Given $\epsilon>0$, a standard argument then shows that there exists a $N$ such that $$ \left|\left(\sum_{k=1}^ma_{-k}+\sum_{k=0}^na_{\sigma_1(k)}\right)-(\alpha+z_1)\right|<\epsilon $$ whenever $m,n>N$.
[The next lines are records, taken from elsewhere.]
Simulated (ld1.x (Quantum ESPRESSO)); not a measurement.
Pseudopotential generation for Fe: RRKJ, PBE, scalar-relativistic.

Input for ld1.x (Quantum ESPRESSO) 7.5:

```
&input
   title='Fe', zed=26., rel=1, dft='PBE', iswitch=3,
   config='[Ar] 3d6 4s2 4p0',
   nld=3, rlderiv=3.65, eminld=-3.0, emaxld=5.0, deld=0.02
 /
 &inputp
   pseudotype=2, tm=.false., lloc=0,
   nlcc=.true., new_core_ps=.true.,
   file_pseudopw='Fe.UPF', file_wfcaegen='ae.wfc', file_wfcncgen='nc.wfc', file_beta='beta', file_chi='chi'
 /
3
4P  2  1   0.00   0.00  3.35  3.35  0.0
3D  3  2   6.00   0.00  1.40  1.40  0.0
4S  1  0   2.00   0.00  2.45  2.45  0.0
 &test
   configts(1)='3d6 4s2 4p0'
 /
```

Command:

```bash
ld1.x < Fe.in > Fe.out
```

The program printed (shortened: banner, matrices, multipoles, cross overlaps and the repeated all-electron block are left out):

Now, for any $\epsilon>0$, it is (clearly) possible to choose $F$ in $(1)$ such that $$ \sum_{k=1}^ma_{-k}+\sum_{k=0}^na_{\sigma_1(k)}=\sum_{k\in F}a_k $$ and $$ \left|\left(\sum_{k=1}^ma_{-k}+\sum_{k=0}^na_{\sigma_1(k)}\right)-(\alpha+z_1)\right|<\epsilon\\ \left|\sum_{k\in F}a_k-L\right|<\epsilon $$ simultaneously. This implies $L=\alpha+z_1$. Similarly, we must have $L=\alpha+z_2$. This is a contradiction because $z_1\neq z_2$.

Hence $\displaystyle\sum_{k=-\infty}^{\infty}a_k$ converges absolutely.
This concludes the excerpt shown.